Few words about me:
Zhigang Yao is an Associate Professor in the Department of Statistics and
Data Science at the National University of
Singapore (NUS). He also holds a courtesy joint
appointment with the Department of Mathematics at
NUS. He is a Faculty Affiliate of the Institute of Data Science (IDS)
at NUS. He received his
Ph.D. in Statistics from University of Pittsburgh in 2011. His thesis
advisors are Bill Eddy at Carnegie Mellon and Leon Gleser at
University of Pittsburgh. He has been an Assistant Professor at
NUS from 2014-2020. Before joining NUS, he has been working with Victor Panaretos
as a post-doc researcher at the Swiss Federal Institute of Technology (EPFL)
from 2011-2014.
From
2022, he has been a member of the Center
of Mathematical Sciences and Applications (CMSA)
at Harvard University. At Harvard, he collaborates with Shing-Tung Yau on manifold fitting and
researches the interface between statistics and geometry. He proactively
promotes emerging research directions at the intersection of statistics
and geometry on an international scale. Notably, he initiated the first Harvard Conference on
Geometry and Statistics in 2023. He also
co-organized two Interaction of Statistics and
Geometry (ISAG) conferences in Singapore, hosted by the Institute of
Mathematical Sciences (IMS). Additionally, he initiated two symposiums in
China at the Beijing Institute of
Mathematical Sciences and Applications (BIMSA)
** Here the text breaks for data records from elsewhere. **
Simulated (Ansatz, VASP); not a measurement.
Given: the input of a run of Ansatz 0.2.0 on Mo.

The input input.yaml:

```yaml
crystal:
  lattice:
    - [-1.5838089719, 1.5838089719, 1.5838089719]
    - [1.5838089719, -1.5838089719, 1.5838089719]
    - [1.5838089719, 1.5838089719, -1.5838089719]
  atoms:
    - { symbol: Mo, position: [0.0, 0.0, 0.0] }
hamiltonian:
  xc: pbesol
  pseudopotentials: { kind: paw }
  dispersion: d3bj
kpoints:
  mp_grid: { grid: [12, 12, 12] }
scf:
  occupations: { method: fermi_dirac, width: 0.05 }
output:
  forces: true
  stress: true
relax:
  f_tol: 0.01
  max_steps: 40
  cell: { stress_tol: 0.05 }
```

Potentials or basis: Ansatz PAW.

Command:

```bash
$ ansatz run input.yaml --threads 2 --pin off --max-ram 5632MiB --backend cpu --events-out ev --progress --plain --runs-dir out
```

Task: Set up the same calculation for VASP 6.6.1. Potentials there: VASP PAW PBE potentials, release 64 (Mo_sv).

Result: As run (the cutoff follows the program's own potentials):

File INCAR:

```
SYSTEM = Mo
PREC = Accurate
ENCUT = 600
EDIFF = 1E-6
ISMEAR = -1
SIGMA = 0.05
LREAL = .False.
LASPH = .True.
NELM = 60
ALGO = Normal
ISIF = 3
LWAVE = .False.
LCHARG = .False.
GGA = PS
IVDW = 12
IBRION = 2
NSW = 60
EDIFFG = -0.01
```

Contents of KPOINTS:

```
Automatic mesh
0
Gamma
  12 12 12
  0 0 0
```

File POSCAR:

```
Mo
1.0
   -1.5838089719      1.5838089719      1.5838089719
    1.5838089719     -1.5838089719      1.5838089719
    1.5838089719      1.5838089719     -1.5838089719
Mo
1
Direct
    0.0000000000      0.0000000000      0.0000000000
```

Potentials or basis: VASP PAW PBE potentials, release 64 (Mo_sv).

and the Shanghai Institute for
Mathematics and Interdisciplinary Sciences (SIMIS),
scheduled for 2023-2025.
Few words about my work:
My
primary research focuses on statistical inference for complex data, with
an emphasis on the interaction between statistics and geometry.
Linearity
has long been regarded as a fundamental cornerstone in the development of
statistical methodology. For decades, significant progress in statistics
has focused on linearizing data and refining the methods we use to
analyze it. In recent times, however, we have increasingly encountered
various types of high-throughput data with high-dimensional
characteristics. While each data point is often represented as a long
vector or a large matrix, in principle, they can all be viewed as points
lying on or near an intrinsic manifold.
Uncovering
the underlying structure — a lower-dimensional manifold — beneath
high-dimensional data is a key area of interest for me. I coin the term
manifold fitting to describe this process, although the term manifold
learning is commonly used in a different context. My work can be
summarized as both advancing the theoretical and methodological
development and applying these techniques to determine the
lower-dimensional structure within complex data. This research spans two
main areas: 1) Learning structure from data using both Euclidean and
non-Euclidean methods, and 2) Applying the developed methods to
real-world data science problems.
At
a high level, my Euclidean work in the first category focuses on
classification in high-dimensional data, where the useful signal is rare
and weak — a challenging area in classical statistical research. When the
data space becomes non-linear (i.e., curved), my non-Euclidean work
involves making statistical inferences by estimating a lower-dimensional
manifold or sub-manifold from the data, with bounds on the actual
underlying manifold. If this problem can be partially solved, we can use
the estimated structure (sub-manifolds) for further inference tasks, such
as classification or clustering. My earlier work, such as identifying the
principal variation (principal flows or principal boundaries) of data
lying on manifolds, is closely connected to this approach. In both
scenarios, conventional methods typically fail.
My
work in the second category involves extensive research into inverse
problems in brain imaging (e.g., Magnetoencephalography, or MEG) and
tomographic reconstruction (e.g., electron microscopy). In MEG, the
challenge is to localize the electrical sources in the brain using the
extremely weak magnetic signals detected outside the head. In tomography,
the problem is to reconstruct the complete 3D shape of a particle from
its partial 2D projections recorded on film. In both cases, the useful
signal is rare and weak in the high-dimensional setting, and as a result,
there is currently no unique solution to these problems.
|